El Born

Opened in 1876, El Born market was, in fact, the first large-scale cast-iron building to be erected in Barcelona. For centuries, an open-air public market was held in the neighbouring Plaça del Born. As part of the global renovation project for Barcelona’s market network that started in 1868, a new building that would house the stalls was designed in 1871 by Josep Fontserè, while the engineer Josep M. Cornet was responsible for the structure. The construction works, entrusted to the Maquinista Terrestre i Marítima began in 1874.


Initially serving as the local market for the neighbourhood of La Ribera, in 1921 it became Barcelona’s main wholesale market for fruits and vegetables. As in other large European cities, the growth in population and trade made it necessary to regulate and control the wholesale activity, which was hitherto spread between several markets and caused severe congestion in the Boqueria market. After ruling out the construction of a new building, El Born became the city’s new wholesale fruit and vegetable market.


However, in August 1971, as the first six pavilions of the Les Halles market in Paris were being pulled down, the Barcelona fruits and vegetables wholesale market was moved to a new location and El Born market was closed. In spite of spite of its iconic character as one of Barcelona’s earliest and finest examples of cast-iron and glass architecture, a development plan for the old town proposing the market’s demolition was put forward. Only the strong opposition from the emerging local residents’ associations saved the building from being teared down. Nevertheless, the old market would be left without any specific permanent use for over 40 years.

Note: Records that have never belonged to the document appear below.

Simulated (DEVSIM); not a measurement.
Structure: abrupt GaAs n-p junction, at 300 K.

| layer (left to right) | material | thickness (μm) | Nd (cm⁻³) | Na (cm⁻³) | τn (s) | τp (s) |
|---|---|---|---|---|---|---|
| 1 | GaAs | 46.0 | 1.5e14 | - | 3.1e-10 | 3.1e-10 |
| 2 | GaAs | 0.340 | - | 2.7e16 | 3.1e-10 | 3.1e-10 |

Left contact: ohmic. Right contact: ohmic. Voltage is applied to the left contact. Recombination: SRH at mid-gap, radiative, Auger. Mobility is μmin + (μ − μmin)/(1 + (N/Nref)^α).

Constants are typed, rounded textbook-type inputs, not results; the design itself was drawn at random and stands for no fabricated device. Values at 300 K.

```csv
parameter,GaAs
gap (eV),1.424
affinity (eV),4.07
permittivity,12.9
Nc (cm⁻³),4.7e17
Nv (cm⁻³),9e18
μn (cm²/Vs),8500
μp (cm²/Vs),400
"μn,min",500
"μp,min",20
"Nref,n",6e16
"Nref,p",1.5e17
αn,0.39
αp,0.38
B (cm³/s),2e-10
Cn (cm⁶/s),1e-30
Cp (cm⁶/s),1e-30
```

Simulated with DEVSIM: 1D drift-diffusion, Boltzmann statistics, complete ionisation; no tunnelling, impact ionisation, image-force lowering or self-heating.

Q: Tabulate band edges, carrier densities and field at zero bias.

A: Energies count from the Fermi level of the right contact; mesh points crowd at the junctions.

In 2002, a remarkable archaeological site was found in the market’s subsoil, revealing traces of the demarcations of streets and houses from the 18th century. They provide considerable insight into life in Barcelona before the siege of 1714, as well as into the consequences of the fall of the city.

  • 1994-2002 first interventions related to projects that were finally not carried out.
    • 1994 archeaeological surveys of the subsoil to evaluate the viability of turning the building into the central building of the Pompeu Fabra University
    • 1998-2002 archaeological excavations of the subsoil for the construction of a basement for the library and to reinforce the market’s foundations.
    • 2001-2002 excavation of the entire interior surface. It was decided to preserve the archaeological site in its integrity, turn the building in a cultural centre open to the public, discarding the the library project.
  • 2004 Sòria and Cáceres are hired to carry out the studies to create the cultural centre at El Born.
  • 2003-2008 study and restoration of the archaeological remains, historical documentation, technical studies of the building.
  • 2005-2007 covering the archaeological remains with a provisional deck.
  • 2005-2009 construction of the annex building, where the management offices are located, together with technical elements such as the refrigeration and heating systems.
  • 2008-2009 the cleaning process of the façade begins, as new structural pathologies unknown until then appear, thus making it necessary to reorient the project. Archaeological works to reinforce the foundations with micropiles.
  • 2009-2013 renovation works and new construction works inside the market. Adaptation works in the surrounding area, musealisation of the archaeological site, facilities and internal equipment.
  • Sept. 2013 inauguration of the new cultural centre and its permanent exhibit of the 18th century archaeological remains, together with the temporary exhibits and a varied cultural programme.
  • 2016 construction of an office space inside the market.